The Sum Of Its Parts

That something, if applicable, is the sum of its parts or greater than its individual parts is not a mathematical, geometric, or scientific axiom, though it is true of mathematics, geometry, and science.  It is related to a logical axiom, and any particular example that follows from this is not self-evident.  That something is the sum of its parts is a truth about identity when there is this sort of applicable metaphysical constitution--that is, when one thing is made up of others, whether of a set containing multiple individual units of the same kind, a physical object composed of many particles, and so on.  However, it is the abstract truths of reason that are at the very core of reality and on which all else stands, and it is only what might be called the law of identity that is itself axiomatic regarding this issue.
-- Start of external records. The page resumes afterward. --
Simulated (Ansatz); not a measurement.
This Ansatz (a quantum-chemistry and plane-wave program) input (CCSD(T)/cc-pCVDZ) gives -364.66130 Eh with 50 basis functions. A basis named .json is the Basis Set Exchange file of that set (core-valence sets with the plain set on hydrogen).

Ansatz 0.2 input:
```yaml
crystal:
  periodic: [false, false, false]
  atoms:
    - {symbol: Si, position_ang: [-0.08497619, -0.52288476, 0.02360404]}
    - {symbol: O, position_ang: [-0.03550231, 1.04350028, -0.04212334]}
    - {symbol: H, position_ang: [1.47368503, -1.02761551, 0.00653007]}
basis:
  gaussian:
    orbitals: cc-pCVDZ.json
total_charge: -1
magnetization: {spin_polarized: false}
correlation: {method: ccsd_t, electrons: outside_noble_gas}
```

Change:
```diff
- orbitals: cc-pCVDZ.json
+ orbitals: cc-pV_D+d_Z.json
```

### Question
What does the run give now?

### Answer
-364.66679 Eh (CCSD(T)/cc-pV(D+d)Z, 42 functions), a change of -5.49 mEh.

An axiom is a self-evident truth: to fall into this category, it must be relied on even when denied, which makes it unavoidable.  It is not self-evident that grass is green, for perception of color requires a consciousness, which is itself self-evident to someone who makes no assumptions, and then, of course, the color green, like any color, would only be possible if it is consistent with logical axioms.  To doubt one's own conscious mind, one has to exist as a consciousness, and even though this is self-evident, it is only the laws of logic, which would still be true even if false (rendering their falsity an impossibility) that are self-necessary.  One of the axioms of logic is that a thing is what it is.  This is self-evident because if something is that which it is not, then it still is what it is, and thus the law of identity is true regardless.

It and other logical axioms are true independent of matter and would have to be true in order for any composite object to exist (or else it would be impossible beforehand); it is also true in a way that underpins mathematical groupings, such as how 5 is equal to 1 added to 1 added to 1 added to 1 added to 1.  Not even the logical truth as it pertains specifically to mathematics is self-necessary or self-evident, but this hinges on the fact that a thing is what it is independent of and thus metaphysically prior to all examples.  A given number being itself or a given number being reached by the addition of two other numbers depends on the law of identity and that certain things or or do not follow from others.  It is not the other way around so that numeric quantities ground the laws of logic!

The so-called axioms of equality in mathematics are not axioms at all.  They hinge entirely on the real logical axioms, which are more foundational and are what is truly self-evident, along with one's own conscious existence, though the latter still depends metaphysically on the former and is revealed epistemologically by the former.  However, that something is the sum of its parts, or that the whole is greater (literally, larger or more complete) than the individual parts, is still absolutely certain.  It is just not evident in itself.  Without these logically necessary truths, all the same, it would be impossible for anything to be true regarding numbers, which would of course encompass their identity and relations.  Logical axioms are not assumed or arbitrary starting points as other alleged axioms are.  They are things that cannot be false.